Earlier this week we completed the 18th (!) annual edition of the NYU Tax Policy Colloquium. Thanks to my colleague for the semester, Bill Gale, for being great to work with both in general and with our constituencies, the students and the PM attendees. I have now co-led the Colloquium with David Bradford, Alan Auerbach, Mihir Desai, Rosanne Altshuler, and Kevin Hassett, in addition to Bill. I look forward to co-leading it again next year with Alan.
Our final speaker of the semester was Raj Chetty, presenting the above-titled paper, which has already (deservedly) received enormous attention, both within the field and from policymakers, even though it hasn't been officially published yet. (Of course, it's not as if all that many people, at least in the field, really do read much in the way of published versions of papers, since the working paper versions may appear years earlier.)

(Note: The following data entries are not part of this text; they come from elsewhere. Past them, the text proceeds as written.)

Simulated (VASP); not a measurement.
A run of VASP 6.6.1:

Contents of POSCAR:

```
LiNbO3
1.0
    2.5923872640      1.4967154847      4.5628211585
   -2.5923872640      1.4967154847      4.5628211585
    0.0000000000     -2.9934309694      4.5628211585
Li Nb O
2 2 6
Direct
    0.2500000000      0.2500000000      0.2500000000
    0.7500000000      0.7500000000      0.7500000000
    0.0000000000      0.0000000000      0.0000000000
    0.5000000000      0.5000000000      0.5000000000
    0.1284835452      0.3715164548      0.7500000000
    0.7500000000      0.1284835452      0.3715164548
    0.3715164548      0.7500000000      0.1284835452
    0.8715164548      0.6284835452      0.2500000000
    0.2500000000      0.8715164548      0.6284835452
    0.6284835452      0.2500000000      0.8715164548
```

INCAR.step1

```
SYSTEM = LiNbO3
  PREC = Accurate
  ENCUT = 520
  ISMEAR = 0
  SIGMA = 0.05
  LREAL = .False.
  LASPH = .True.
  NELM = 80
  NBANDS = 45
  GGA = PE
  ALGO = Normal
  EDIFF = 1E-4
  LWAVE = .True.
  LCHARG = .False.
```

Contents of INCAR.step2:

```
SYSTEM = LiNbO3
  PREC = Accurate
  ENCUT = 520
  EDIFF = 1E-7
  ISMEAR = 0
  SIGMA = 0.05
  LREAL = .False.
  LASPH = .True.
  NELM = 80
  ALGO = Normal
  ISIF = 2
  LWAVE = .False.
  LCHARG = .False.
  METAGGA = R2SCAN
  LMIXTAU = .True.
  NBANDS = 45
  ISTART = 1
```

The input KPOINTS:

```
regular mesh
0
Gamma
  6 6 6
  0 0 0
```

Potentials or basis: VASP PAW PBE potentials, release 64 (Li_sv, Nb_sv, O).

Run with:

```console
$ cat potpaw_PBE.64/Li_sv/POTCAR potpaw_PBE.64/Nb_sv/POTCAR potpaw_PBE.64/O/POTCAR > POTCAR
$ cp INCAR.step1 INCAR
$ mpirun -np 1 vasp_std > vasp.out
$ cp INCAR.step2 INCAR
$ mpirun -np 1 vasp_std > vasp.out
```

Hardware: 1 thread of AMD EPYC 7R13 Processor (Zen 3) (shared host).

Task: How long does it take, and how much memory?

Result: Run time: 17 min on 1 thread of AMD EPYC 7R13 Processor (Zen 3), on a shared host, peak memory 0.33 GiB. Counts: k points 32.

Chetty's paper takes advantage of some stunningly complete data from Denmark, providing information about people's income, savings within retirement accounts, and overall wealth-holdings (at least of financial assets), and extending over a long period when Danish policy changes created the equivalent of large-scale natural experiments. The idea is to test the effects on people's overall financial wealth - not just that which they hold in employers' retirement savings accounts - when the rules for the accounts change in either of two respects. The first is either (i) requiring mandatory contributions to the accounts or (ii) changing the amount that one invests through them, out of one's paycheck, as a default (i.e., unless one specifically opts to change the contribution amount). The second is changing the amount of any tax incentives for investing in the accounts.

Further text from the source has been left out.